But now I feel my resolve starting to fall apart. Pulled apart probably by V's announcement yesterday that she'd be away for a week in a couple of weeks. A week! It was such a small thing, but in a way it shattered the fragile world I was fighting so hard to keep together.

Now I want to reach back into the oblivion and hide in the darkness because I felt the sting of a cold hard slap yesterday. And I don't want it to hurt anymore. I want to shut her out because that stung, and that came out of nowhere. After being so open and honest and "good", I feel that cold hard slap more deeply than ever.

People will disappear from time to time, that's just the way things go. It's only a week. Why does it feel like abandonment?

6 comments:

KansasSunflower said...

Polar - your blog says you posted this on the 5th, yet it's only the 4th? You must live somewhere far from me!!

I felt that way when my fiance began traveling - that he was abandoning me, totally. But...in a way, it's made me stronger and shown me that I can be on my own, take care of myself, etc., where I didn't even know that before then.

She's not abandoning you...she'll be back - you'll be sad at first and things will seem strange and ALONE, but by the end of the week, you might actually enjoy that you can watch what you want on television! :-)

What's tough is when they come back...letting the guard that's gone up come back down....

Suzanne said...

I can totally understand - last week G told me he'll be on holiday for 2 weeks at the end of August... I don't like it. I get to see his colleague and I can still call his mobile if I need to (you know of course I never will).

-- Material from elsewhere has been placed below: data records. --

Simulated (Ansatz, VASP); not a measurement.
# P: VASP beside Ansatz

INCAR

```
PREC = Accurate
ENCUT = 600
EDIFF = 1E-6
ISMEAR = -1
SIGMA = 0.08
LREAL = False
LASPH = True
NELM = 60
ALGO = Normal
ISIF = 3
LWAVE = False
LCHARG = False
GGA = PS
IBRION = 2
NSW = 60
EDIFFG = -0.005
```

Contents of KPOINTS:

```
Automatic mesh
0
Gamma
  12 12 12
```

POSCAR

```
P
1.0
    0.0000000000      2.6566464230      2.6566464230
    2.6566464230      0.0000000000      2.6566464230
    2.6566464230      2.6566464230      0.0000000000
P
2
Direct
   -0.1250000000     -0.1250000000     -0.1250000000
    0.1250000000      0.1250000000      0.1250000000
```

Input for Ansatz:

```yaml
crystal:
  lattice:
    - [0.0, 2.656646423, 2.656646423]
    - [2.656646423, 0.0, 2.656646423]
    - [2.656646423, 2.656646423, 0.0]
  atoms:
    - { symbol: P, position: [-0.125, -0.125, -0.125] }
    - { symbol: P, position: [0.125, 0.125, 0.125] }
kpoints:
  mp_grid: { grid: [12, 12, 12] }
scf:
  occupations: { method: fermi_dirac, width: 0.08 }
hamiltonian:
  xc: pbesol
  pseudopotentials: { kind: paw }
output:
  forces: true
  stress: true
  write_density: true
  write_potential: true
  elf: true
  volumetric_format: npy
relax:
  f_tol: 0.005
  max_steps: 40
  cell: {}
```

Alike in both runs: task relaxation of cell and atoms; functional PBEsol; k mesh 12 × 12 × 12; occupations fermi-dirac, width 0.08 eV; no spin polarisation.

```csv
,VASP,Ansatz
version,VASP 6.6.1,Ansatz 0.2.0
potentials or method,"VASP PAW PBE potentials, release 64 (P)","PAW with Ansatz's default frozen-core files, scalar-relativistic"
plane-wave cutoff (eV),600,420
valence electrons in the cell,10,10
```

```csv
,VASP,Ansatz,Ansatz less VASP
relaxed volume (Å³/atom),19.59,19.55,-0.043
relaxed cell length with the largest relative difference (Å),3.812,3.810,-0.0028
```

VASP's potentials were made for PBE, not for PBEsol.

But I'm thrilled to hear you're doing so well and that V is seeing good changes in you! We'll beat this damned thing!

sadgirl said...

Hi PB

Perhaps you fear the abandonment because it is one of your worst fears and in depression we imagine the worst. V may go but she'll be back. You have an emotional connection to V, so going away from you hurts. I suggest you explain your anxiety to V and ask her to confirm she is coming back. Then write it down and when she is away you can refer to this note to give you security. Just an idea.

TTFN
sad x

nadcesca said...

You are anxious Polar. You are terrified at the thought of being alone. You have the right to be. But you also have to remember that you are not alone anymore. With V going for a week, you still have your blog, your still have us. There is no more of Polar being all by herself. We are just a click away, an email away... Let the feeling come up and maybe this is a good time to confront it then like sadgirl said, you can discuss about it with V. blog about it, we are hear to listen (well actually read you) and help you. Hang in there! xx

~*Rylah*~ said...

God, I can so relate, Polar! Please just know that it's really normal for us to feel this way. Abandonment is such a sensitive issue for so many, and I think you'll find alot of people feel this way, probably more than you think. That's what I've found anyway. My advice would be to start planning stuff now, so that you are incredibly busy for the week V is away, that's all I can think of. And maybe write down a list of 'back ups' - people you can call or visit if you're doing it tough. Have an action plan, or crisis plan. I dunno, I hope this helps.
Jacqui xXx

Sid said...

I think Jacqui's idea to plan a bunch of stuff to keep you busy the week V will be gone is an excellent one.

The other ideas are good as well. It's important to remind yourself that:

...she will be back
...she always does come back
...she isn't leaving you permanently
...she isn't going away to punish you
...she isn't abandoning you

I've found that repeating these phrases over and over helps aleviate the anxiety of a T or pdoc taking time off.

You can make it through this one week.